As she has said to me, the pattern is there. The GOP are making changes to this country, not just with a bullhorn, but with laws.
She is a barometer for me. If we are not truly looking at what is happening, we have a rude awaking ahead. Make all the phone calls and write your letters with your left hand, but damn well get your ducks in a row with your right hand.
This open letter is being published simultaneously today by The Bulwark and The New Republic:
We are writers, academics, and political activists who have long disagreed about many things.
Some of us are Democrats and others Republicans. Some identify with the left, some with the right, and some with neither. We have disagreed in the past, and we hope to be able to disagree, productively, for years to come. Because we believe in the pluralism that is at the heart of democracy.
But right now we agree on a fundamental point: We need to join together to defend liberal democracy.
Because liberal democracy itself is in serious danger. Liberal democracy depends on free and fair elections, respect for the rights of others, the rule of law, a commitment to truth and tolerance in our public discourse. All of these are now in serious danger.
The primary source of this danger is one of our two major national parties, the Republican Party, which remains under the sway of Donald Trump and Trumpist authoritarianism. Unimpeded by Trump’s defeat in 2020 and unfazed by the January 6 insurrection, Trump and his supporters actively work to exploit anxieties and prejudices, to promote reckless hostility to the truth and to Americans who disagree with them, and to discredit the very practice of free and fair elections in which winners and losers respect the peaceful transfer of power.
So we, who have differed on so much in the past—and who continue to differ on much today—have come together to say:
We vigorously oppose ongoing Republican efforts to change state election laws to limit voter participation.
We vigorously oppose ongoing Republican efforts to empower state legislatures to override duly appointed election officials and interfere with the proper certification of election results, thereby substituting their own political preferences for those expressed by citizens at the polls.
We vigorously oppose the relentless and unending promotion of unprofessional and phony “election audits” that waste public money, jeopardize public electoral data and voting machines, and generate paranoia about the legitimacy of elections.

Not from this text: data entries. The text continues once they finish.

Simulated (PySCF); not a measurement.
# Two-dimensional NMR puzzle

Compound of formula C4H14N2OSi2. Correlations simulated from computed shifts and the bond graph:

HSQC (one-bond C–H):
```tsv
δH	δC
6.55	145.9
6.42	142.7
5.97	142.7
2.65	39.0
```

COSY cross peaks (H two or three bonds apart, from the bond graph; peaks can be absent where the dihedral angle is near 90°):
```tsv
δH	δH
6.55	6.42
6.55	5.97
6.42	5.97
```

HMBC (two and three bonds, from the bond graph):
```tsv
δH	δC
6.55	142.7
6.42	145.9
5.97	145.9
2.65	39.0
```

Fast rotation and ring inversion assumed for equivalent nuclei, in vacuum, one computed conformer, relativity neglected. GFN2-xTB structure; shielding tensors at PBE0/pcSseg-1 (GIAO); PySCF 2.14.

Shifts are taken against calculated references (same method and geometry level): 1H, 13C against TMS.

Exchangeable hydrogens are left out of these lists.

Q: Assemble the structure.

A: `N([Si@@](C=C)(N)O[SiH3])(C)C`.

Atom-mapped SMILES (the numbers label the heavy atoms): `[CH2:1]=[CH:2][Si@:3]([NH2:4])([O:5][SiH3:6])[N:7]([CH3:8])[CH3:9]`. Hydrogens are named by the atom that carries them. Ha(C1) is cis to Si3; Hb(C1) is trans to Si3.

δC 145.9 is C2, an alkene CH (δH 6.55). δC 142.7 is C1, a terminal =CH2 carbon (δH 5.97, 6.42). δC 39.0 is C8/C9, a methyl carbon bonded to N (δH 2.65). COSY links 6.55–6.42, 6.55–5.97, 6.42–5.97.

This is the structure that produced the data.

We urge the Democratic-controlled Congress to pass effective, national legislation to protect the vote and our elections, and if necessary to override the Senate filibuster rule.
And we urge all responsible citizens who care about democracy—public officials, journalists, educators, activists, ordinary citizens—to make the defense of democracy an urgent priority now.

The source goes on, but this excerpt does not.